Recent showcase home, retail design, and on-site branding projects reveal the almost limitless possibilities of wide-format digital inkjet printing for transforming environments quickly and economically.
Designers delving into digital are leading a new wave of professionals who see the possibilities of inkjet printing for custom interiors of all shapes, sizes, colors, and patterns. Over the past few years, wide-format digital printing has progressed to the point that it provides a durable, economical, and eye-catching way to customize interiors.
Recent interior design projects printed with the new Legend 72HUV hybrid (roll-to-roll and flatbed) UV-curable printer on inkjet-printable wallpaper and privacy window film illustrate the vast potential for inkjet printing in the interior design world.
The Legend is part of the new wave of wide-format inkjet printing as it can print directly to rigid materials up to an inch thick, like foam boards and even tabletops, as well as flexible materials, such as wallpaper and custom décor and privacy window films.
Décor Market
Museums have long recognized the value of custom digital printing as their particular needs demanded the ability to build and print custom displays for their audiences. Now, interior designers, architects, and others specifying interior decor and environmental graphics are coming around to see the huge benefits of cost-effectively printing custom images for a variety of surface treatments.
"Having access to wide-format digital printing cuts down on the hunting and searching you have to do to get something just right. You can take a piece or a pattern from any material, digitize it, and turn it into wallpaper, as we did with our designer showcase room," explains Lance Licciardi, Licciardi Design, Sarasota, FL. "As a designer, I think more about how to take a specific pattern and turn it into wallpaper or some other room treatment. And, having the ability to turn a picture or a digital file into wallpaper or a wall mural opens up totally new and different opportunities for designers."
Licciardi recently designed a room for the Symphony Designer Showcase House in the Lakewood Ranch area of Sarasota benefiting the Florida West Coast Symphony Youth Orchestra Program. Licciardi has been designing a room for the Symphony Designer Showcase for the past ten years.

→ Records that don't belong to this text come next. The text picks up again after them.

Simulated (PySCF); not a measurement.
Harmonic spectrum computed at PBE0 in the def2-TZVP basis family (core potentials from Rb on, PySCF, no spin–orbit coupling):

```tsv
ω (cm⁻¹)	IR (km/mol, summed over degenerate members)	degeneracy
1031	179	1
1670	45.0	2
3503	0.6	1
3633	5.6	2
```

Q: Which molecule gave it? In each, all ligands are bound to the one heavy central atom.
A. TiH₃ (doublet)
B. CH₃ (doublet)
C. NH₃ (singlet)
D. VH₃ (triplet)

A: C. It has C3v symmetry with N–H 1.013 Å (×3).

Each year the designers are given a loose theme from which they derive their concept. This year, Licciardi and the other room designers were given an around-the-world theme.
Located next door to Licciardi's studio is Art To Walk On, where Licciardi found the perfect centerpiece for the room, an Ushak carpet woven in Turkey in early the 1900s. Licciardi had found his around-the-world connection, but wanted to replicate the pattern and color found in the carpet on the walls of the entry alcove.